A "double whammy" of wet and cold weather has Vidalia onion growers worried about this year's crop.
While "it's not time to hit the panic button," heavy rains during December plantings followed by atypically cold weather in south Georgia will lead to some damage to this year's Vidalia crop, according to Wendy Brannen, executive director of the Vidalia Onion Committee.
"We're kind of in a 'hurry up and wait' pattern," Ms. Brannen told The Produce News Jan. 12. "We've seen some prolonged cold -- seven to 10 days at this point -- so that means that more than likely we will sustain some loss. I am starting to have some farms report that there is loss. Overall, I've had reports of anything as low as 3 percent loss all the way up to 30 percent loss. But let me be very clear that it is both due to the rains during the [December] planting, and now starting to see some of the cold damage."
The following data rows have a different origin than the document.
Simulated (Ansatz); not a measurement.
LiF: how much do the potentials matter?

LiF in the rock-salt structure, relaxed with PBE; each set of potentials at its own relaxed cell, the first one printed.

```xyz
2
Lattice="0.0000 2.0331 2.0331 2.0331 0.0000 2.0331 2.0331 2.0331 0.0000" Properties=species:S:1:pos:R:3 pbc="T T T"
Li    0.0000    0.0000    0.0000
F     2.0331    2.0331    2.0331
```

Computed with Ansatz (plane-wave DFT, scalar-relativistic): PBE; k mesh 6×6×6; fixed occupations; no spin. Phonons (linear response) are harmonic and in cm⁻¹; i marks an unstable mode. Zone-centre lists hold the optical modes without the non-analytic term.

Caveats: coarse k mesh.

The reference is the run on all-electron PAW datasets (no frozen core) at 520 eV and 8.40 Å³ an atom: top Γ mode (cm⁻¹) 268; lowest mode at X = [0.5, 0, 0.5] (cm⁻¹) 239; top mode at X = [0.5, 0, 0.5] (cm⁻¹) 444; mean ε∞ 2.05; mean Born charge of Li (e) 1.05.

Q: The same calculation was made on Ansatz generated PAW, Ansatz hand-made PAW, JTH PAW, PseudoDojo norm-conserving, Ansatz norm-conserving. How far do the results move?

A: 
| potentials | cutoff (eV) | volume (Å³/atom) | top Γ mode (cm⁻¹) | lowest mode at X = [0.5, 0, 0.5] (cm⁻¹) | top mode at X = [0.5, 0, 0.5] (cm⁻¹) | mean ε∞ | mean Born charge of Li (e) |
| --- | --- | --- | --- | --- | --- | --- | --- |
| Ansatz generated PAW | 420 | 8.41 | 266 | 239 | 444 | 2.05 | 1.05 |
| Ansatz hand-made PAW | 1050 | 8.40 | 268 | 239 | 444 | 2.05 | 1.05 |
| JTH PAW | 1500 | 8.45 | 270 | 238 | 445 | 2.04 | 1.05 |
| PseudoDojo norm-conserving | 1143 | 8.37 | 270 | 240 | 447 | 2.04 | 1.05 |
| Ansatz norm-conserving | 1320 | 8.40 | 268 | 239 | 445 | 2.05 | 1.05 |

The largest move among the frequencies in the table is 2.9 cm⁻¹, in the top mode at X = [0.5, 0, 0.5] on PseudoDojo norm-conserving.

Ms. Brannen said that about half of the growers she represents have recorded crop losses of at least 20 percent.
"Farms representing almost half of our industry have indicated to me that they have had at least a 20 percent loss at this point. That's coming from their agronomists. That's a pretty solid source that there has been some significant plant loss in what is roughly half of our industry," Ms. Brannen said. "When I do have a few farms that report losses that high, it does mean there is cause for concern."
The Vidalia production area, comprising all of 13 southern Georgia counties and parts of seven others, was inundated with four inches of rain over six days during the critical December planting period.
Those rains were responsible for "the brunt of the loss we're reporting," Ms. Brannen said. "We had reports of the little plants literally floating through the fields - it's like a river of onion plants when you get that much rain at one time when they've just been planted. I had farmers in other counties ask if I saw some of their plants floating by." The new year brought freezing temperatures that exacerbated the problem. The average low temperature in Vidalia in January is 38 degrees. From Jan. 2 to 13, lows each night dipped below freezing, bottoming out at 21 degrees Jan. 11.
"It's normal for us to have a freeze here and there, but when you get into three and four days of cold, that's when it really starts to sink in. Three or four days always worries us; when we get into seven to 10 days, it's a big problem," Ms. Brannen said. "But it's not time to hit the panic button yet. It is a hardy crop."
Even with losses from rain and cold, Ms. Brannen said that there will be an ample Vidalia onion crop. The primary concern is size; most of the losses were sustained by plants that would have had time to produce jumbo onions in the seasonal growing window. Now, some growers will try to replant and make do with more medium-sized onions.
"We're a short-day onion, and that crop has to go into the ground at a certain time because of that seed type. We did have some warm, favorable conditions for the early crop that was planted in November; those early plants are typically expected to be harvested in April. Those plants have had heavy growth already [and] those were the plants that we were expecting to be hit the hardest by the cold the last few days," Ms. Brannen explained. "The crops planted later - November, December, the ones that made it through the rain - were expected to fare better if we could get warmer temperatures, but after seeing the weather, we are starting to get nervous about the crop to be harvested in May."
Ms. Brannen added, "As we continue on into the month of January, the planting window does narrow for us. By late January, any plants that are set out won't have time for the onions to size up to jumbo, which is the predominant size on retail. So we may see some results from late planting, but it will more than likely be mediums, and that's not necessarily the goal at this point, considering that we have lost some plants. The goal would be to go back in and replant what you've lost immediately to turn out some more jumbos, but that window is definitely narrowing on us quickly because of the frozen ground, and the continued cold is not helping with that. I do know that some farmers, despite the colder temperatures, are trying to get out there and plant, but those are less-than-ideal circumstances putting those plants in that very cold ground."
The Vidalia industry has been hit hard over the last two seasons by a "double whammy" of soaring fuel and fertilizer prices in 2008 and extensive rains during harvests in 2009, "so we were all kind of hoping for an easier year," Ms. Brannen said. "But we are getting walloped on the front end of our season this year, which almost makes you more nervous -- it's a long road we're looking down until mid-April."
"The good news is we have had sunshine this week, some good solid days of sunshine. It is way too early to predict gloom and doom for the season overall. Even if we do lose more plants to cold, there should be ample plants to get onions out on the market, although it won't be easy," Ms. Brannen said. "The prevailing theme for all of us at this time is it is just too early to know. But it's better to be optimistic than pessimistic about it."